Last night, masked gunmen stormed the office of satirical magazine, Charlie Hebdo in Paris. The gunmen murdered 12 people and left 11 others injured. Why?
This is a closer look at some of these issues, to explain some background and to try and find some order in the way the world is responding.
Please note: this post includes some of the controversial covers that have caused some distress in the French Muslim community.
1. What is Charlie Hebdo magazine and what did it do?
Charlie Hebdo is a satirical left-wing French weekly magazine that pokes fun at religious figures, politicians and celebrities. Hebdo is short for ‘hebdomadaire’, which means ‘weekly’. Charlie is a reference to Peanuts character, Charlie Brown (and maybe a cheeky wink at former French President, Charles de Gaulle).
Charlie Hebdo was first published in 1969, then closed in the 1980s, before restarting in 1992.
The magazine is famous for its caricatures of public figures. Fiercely political and anti-religion, the images are over-blown, provocative and satirical.
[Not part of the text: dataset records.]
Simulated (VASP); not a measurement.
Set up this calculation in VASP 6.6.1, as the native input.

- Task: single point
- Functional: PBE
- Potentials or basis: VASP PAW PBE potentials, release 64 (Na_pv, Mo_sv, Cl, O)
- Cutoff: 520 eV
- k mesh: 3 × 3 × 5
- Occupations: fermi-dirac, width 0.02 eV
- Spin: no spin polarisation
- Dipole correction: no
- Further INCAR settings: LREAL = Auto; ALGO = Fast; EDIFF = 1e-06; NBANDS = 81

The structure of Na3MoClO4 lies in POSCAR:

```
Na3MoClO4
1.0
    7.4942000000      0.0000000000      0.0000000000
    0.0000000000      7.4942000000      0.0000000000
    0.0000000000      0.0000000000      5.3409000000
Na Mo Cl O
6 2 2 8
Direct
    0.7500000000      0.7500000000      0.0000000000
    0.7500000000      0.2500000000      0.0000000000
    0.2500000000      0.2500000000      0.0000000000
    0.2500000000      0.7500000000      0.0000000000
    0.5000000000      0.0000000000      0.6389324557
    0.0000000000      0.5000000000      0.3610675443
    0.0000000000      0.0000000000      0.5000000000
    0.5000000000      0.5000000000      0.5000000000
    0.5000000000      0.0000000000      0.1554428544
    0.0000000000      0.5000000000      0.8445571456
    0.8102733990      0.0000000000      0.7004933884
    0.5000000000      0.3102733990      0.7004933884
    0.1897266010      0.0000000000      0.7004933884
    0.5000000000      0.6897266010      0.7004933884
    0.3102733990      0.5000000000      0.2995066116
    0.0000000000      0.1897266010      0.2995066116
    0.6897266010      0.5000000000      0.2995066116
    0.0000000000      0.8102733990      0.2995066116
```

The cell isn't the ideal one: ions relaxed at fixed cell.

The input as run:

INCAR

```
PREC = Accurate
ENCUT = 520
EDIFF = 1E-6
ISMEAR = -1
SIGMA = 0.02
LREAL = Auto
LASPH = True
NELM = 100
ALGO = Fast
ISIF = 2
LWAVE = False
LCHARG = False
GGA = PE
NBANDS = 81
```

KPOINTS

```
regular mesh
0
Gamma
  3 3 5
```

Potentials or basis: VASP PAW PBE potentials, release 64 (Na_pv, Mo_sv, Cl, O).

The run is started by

No public figure or religion is safe: Police have been shown holding the dripping heads of immigrants; there have been masturbating nuns, popes wearing condoms and jokes about dead presidents – anything to make a point. Just last month, an edition featured a cartoon of the Virgin Mary, spread-eagled, giving birth to Jesus. The last tweet sent by Charlie Hebdo before the shooting was a cartoon of Islamic State leader, Abu Bakr al-Baghdadi, issuing a New Year greeting.